(Trinidad Express) FIVE of the 13 people killed over the emancipation weekend were shot dead as a result of a $2.67 million marijuana deal that may have gone sour, police have said.
The five are Gregory “Jamdown” Charles, 36, of Pipiol Road, Upper Santa Cruz and Sherwin “Dan” Cole, 37 of Cantaro Village Upper Santa Cruz, who were fatally shot in Santa Cruz around 12 a.m. on Friday; Michael Fox, 21, and his cousin Jamell “Blacka” Fox, 24, and Shaquille Bishop, 21 who were fatally shot inside a house at Desperlie Crescent in Laventille approximately 24 hours later.
All five were killed with a high powered gun, police said.
The Fox cousins along with Charles and Cole were all from Santa Cruz, however the older Fox had been living in the Desperlie Crescent area close to his girlfriend Keisha Hamit.
Speaking with the Express yesterday at the Forensic Science Centre in St James, Hamit said her boyfriend for the past seven years was a very helpful and loving man who loved to dance. Hamit said she and Fox were planning to have children and build their home together and he did not deserve to die the way he did.
Fox and his friends were said to be killed by people they knew since there was no sign of forced entry into the house where they were found, police said. They have also denied reports that the men were killed by police officers who are working with gangsters.
The link between the five deaths and drugs was cemented by the finding of some 170 kilogrammes of high grade marijuana on Sunday night.
The “imported” drugs valued at $2.67 million from Jamaica and St Vincent were found by officers of the North Eastern Division Task Force (NEDTF) in some bushes at Upper Pipiol Road, Santa Cruz.
Two guns, an MP 40 and a .38 revolver along with 10 rounds of ammunition, were also discovered.
Police believed that the five men were once partners and both Cole and Charles were betrayed by the two Foxs and Bishop who in turn were themselves betrayed.

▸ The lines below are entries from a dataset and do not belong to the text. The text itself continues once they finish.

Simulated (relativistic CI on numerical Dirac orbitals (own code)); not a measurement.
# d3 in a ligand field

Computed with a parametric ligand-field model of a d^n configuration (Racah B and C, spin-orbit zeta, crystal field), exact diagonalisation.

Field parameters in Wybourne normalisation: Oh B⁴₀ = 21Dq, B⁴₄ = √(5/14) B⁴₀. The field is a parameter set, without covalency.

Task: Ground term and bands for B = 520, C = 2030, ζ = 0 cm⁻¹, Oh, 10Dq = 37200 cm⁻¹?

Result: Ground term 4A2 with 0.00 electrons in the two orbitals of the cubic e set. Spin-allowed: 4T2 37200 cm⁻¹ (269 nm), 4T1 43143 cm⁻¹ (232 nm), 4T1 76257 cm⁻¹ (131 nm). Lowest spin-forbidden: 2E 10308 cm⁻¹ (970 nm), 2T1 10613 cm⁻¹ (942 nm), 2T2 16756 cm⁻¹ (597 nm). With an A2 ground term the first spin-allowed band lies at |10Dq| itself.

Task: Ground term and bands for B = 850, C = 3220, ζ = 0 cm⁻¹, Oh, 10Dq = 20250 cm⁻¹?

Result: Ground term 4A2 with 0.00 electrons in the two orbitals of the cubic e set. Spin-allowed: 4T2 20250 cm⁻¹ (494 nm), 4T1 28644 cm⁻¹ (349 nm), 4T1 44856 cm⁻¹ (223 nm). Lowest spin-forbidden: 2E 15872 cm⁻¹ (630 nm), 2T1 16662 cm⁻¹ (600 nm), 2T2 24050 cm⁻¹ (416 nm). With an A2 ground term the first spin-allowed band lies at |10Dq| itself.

Speaking with the Express at the NEDTF at the Morvant Police Station yesterday, Insp Roger Alexander, speaking in his capacity of vice-president of the Police Social and Welfare Association, said the borders of the country needed to be better protected.
Alexander said with the borders protected, the drugs and guns would not enter and the killings in the country would be less gruesome and less rampant.